The Melbourne declaration holds governments and political actors accountable, and explicitly points to their “obligation” to “ensure local civil society is adequately resourced, politically protected, globally connected and locally rooted”.
It calls for the “priorities, knowledge, language and political aims of those most affected by injustice” to shape the work of people across the gender-equality ecosystem.
Khanum is not an outlier but a statistic that the system has chosen not to count. One of the 61% of female workers in India’s non-agriculture sector employed informally, she is among the 80% of south Asian women who work outside formal protections.
She has no contract, no payslips and no access to the welfare schemes through which government money flows. As far as the state is concerned, she does not work at all.
The declaration is explicit about this gap. It holds governments accountable for ensuring that civil society is adequately resourced, politically protected and locally rooted. It calls for the priorities and lived realities of those most affected by injustice to shape the work of the gender-equality ecosystem. But this requires a system willing to see Khanum in the first place.
India’s government has made moves in the right direction. The e-Shram portal has registered more than 300 million informal workers, and pension schemes such as Pradhan Mantri Shram Yogi Maandhan (PM-SYM) exist for the unorganised sector.
But Khanum has not heard of them. The registration may exist but there is no outreach, so she remains invisible to the system. Even though the government acknowledges that about 45% of India’s GDP comes from this informal sector, this recognition has yet to translate into the sustained ground-level engagement that would make a difference to a 16-year-old in Yarab Nagar.
This is the faultline: the distance between commitment and reach. Maliha Khan, president and chief executive of Women Deliver, architects of the declaration, argues that holding leaders accountable must also mean ensuring that public systems recognise and respond to everyone’s reality.
To be sure, the mechanisms need to be practical, including direct funding to grassroots women’s rights organisations and worker-led collectives, partnerships with unions and informal worker networks, and ensuring that governments design policies with these people at the table.

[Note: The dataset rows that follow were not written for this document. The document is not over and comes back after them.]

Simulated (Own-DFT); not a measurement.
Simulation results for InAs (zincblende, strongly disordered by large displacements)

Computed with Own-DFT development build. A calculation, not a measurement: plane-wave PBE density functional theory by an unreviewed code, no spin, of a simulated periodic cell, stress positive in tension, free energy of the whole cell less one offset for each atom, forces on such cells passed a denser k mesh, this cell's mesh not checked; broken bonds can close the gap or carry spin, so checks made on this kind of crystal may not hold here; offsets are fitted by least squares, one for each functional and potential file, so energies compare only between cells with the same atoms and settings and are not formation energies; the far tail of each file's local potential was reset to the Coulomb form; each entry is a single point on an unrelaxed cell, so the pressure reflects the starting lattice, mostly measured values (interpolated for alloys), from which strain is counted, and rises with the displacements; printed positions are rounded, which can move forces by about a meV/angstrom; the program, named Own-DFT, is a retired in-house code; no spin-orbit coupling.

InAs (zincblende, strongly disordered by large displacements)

Organisations such as Spandana – which works with adolescent girls in the gig economy to provide access to sexual and reproductive health facilities – come into the picture as bridging the gap between global frameworks and local realities. Grassroots civil society is a critical platform for reclaiming momentum, building alliances and safeguarding the future of gender justice.
The only way people such as Khanum will benefit from what the Melbourne declaration offers is through direct access to cash and healthcare. The best way to do that is either from on-the-ground organisations or by funding community health workers, strengthening healthcare systems and bringing informal workers into policy consultations.
To paraphrase Khan, at the end of the day, the declaration will be measured by whether it translates into policy, financing and practice, and whether it delivers change for women whose work has too often been invisible, undervalued and unprotected.
As applause filled the conference halls in Melbourne, I knew Khanum would be at her workbench rolling her 500th bidi of the day. She has not heard of the declaration. She does not know that somewhere far away people are arguing about whether systems such as the one that has failed her can be fixed. Her ambitions lie in getting better pay one day – and a proper toilet.